Scottie Scheffler, Golf's Hottest Player, Dominates at the Masters to Win First Major

Two months ago, the 25-year-old had yet to win on the PGA Tour. Since then he has collected four wins and the world No. 1 ranking -- plus a Masters green jacket.
Scottie Scheffler, Golf's Hottest Player, Dominates at the Masters to Win First Major
Scottie Scheffler, Golf's Hottest Player, Dominates at the Masters to Win First Major /

AUGUSTA, Ga. — Your new Masters Tournament champion isn’t just the hottest player in the world or just the best player in the world.

Think bigger, much bigger.

Scottie Scheffler was so dominant through four days of tough conditions at Augusta National Golf Club last week that he had the luxury of four-putting the 72nd green to win by… three strokes. The world just watched this easy-going, smiling Texan (who was actually born in New Jersey) go from zero to legend in eight weeks with four impressive victories. It’s a rush to judgment but a considered rush — Scheffler may be golf’s king of the hill for the rest of this decade.

This Masters had the feel of, “Hello, world.”

Tiger Woods greeted the world with that line when he played his first tournament as a pro in Milwaukee. You know what happened next, 82 times. All right, it’s not fair to compare anyone to Tiger Woods but it can’t be helped. Scheffler, 25, won the Masters on his third try. So did Woods. This Masters win was his fourth PGA Tour victory. Ditto, Woods.

Ultimately, Woods proved to be among the best players on tour in nearly every statistical category, save driving accuracy. Scheffler isn’t quite that precise but he has the length, the iron game and his chipping and putting are as good as anyone else in golf, if not quite Tiger-esque.

Australia’s Cameron (The Mullet) Smith had been proclaimed the game’s best putter since he one-putted 13 times in the final round during his Players Championship victory last month. They were paired together in the final twosome Sunday and it was Scheffler who was better on and around the greens.

Smith put up a good fight until the 12th hole, where he lost a shot into Rae’s Creek and made a triple bogey. Rory McIlroy finished runner-up with a sizzling back-door 64 while Smith and Ireland’s Shane Lowry shared third, two strokes behind McIlroy.

Any tournament winner looks impressive the week he wins but Scheffler has been doing this for two months. After he did it in college at the University of Texas. After he dominated Texas junior golf. Does that sound like anyone else you know who likes to wear red shirts on Sunday and won five Masters?

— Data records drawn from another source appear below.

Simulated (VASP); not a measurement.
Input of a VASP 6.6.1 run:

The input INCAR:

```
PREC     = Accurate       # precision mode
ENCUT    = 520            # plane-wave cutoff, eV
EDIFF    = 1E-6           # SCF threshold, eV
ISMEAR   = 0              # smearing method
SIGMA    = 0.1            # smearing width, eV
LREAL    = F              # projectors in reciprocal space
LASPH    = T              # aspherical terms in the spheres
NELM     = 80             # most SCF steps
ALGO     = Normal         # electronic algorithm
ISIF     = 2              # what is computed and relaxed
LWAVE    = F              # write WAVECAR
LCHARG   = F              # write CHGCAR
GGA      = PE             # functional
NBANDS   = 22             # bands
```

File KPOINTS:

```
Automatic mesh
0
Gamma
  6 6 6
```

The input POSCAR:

“It’s historic,” said Will Zalatoris, last year’s Masters runner-up and a golfing buddy of Scheffler’s since he was 9 years old. “He is playing the best golf in the world. This is very reminiscent of Jordan Spieth in 2015. Any time he tees it up, he has a chance to win. There are no weaknesses in his game. You may think he is out of a hole and next thing you know — I just saw him make a 10-footer to save par on 12 and keep his momentum going. That’s the epitome of Scottie.”

No one stroke of genius won this Masters for Scheffler. Dozens of them did. None were more dramatic, perhaps, then on the short par-4 third hole Sunday. Smith started out birdie-birdie to cut Scheffler’s three-shot lead to one. It seemed like "game on." What happened next was something historians will call "The Pillow Fight in the Sun."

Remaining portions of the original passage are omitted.